SIXTY FOUR SQUARES OF THE LAMBDOMA DIAGRAM COLORED ACCORDING TO COLOR TONE THEORIES

The upper horizontal set of colored squares depicts the overtone series in music. When a string is struck other harmonies occur at the same time. The order of these harmonics are in great leaps at the beginning, an octave first and then a fifth, another octave and then a third, then a minor sixth, and finally a scale of whole tones to half tones.
The verticals always follow the theoretical undertones series. which instead of being octave to fifth, becomes octave to fourth, octave, sixth, fourth, second, then a descending whole tone to half tone scale, as contrasted with the ascending overtone scale.
The overtone scale also would diminish in a special sense, while the undertone would lengthen in a special sense. The diagonal colors all represent the same tone the same octave range, a constant, and also a hypotenuse of a right triangle. The upper half of the square cut by its diagonal would be in the upper octaves, while the lower half would be in the lower octaves. Also the upper half would represent a contraction while the lower half would represent an expansion.
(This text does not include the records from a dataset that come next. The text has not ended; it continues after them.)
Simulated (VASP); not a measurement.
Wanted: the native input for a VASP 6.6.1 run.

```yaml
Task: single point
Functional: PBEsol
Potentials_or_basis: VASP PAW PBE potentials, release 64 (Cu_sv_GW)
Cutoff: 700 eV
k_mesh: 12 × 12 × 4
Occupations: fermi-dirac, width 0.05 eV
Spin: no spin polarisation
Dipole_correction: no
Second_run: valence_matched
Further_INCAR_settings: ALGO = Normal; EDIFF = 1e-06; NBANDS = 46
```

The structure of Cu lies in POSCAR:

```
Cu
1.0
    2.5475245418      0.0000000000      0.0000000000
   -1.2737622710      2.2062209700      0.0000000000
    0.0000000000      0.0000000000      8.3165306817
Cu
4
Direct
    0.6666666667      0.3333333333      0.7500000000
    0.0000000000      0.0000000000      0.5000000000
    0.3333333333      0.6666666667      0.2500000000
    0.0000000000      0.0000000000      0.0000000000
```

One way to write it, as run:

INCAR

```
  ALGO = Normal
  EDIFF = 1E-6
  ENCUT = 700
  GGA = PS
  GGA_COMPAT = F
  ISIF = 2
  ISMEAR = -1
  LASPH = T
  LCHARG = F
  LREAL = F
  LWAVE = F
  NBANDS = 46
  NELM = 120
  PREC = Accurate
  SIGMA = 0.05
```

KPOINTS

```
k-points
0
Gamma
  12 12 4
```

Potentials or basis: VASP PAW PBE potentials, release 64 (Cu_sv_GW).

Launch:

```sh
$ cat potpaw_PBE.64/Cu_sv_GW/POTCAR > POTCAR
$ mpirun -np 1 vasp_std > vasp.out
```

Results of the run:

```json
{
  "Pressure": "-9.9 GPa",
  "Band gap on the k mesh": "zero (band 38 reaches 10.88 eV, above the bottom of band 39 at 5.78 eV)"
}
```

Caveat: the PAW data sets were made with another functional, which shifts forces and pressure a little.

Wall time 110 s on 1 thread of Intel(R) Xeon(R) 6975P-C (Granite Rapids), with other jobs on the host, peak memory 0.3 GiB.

As a tone is struck, each tone beginning from its point on the diagonal shifts a space back on the horizontal, and shifts a space on the vertical. This already creates paradoxical situation. Rays are visibly emanating from the source of the sound. On one side, the overtone side, the colors go from red to orange to yellow to green to blue to purple to red. On the other side, the undertone part, the colors go from lavender to blue to green to yellow to orange to red when they again begin to fluctuate widely into complementaries or fifths musically.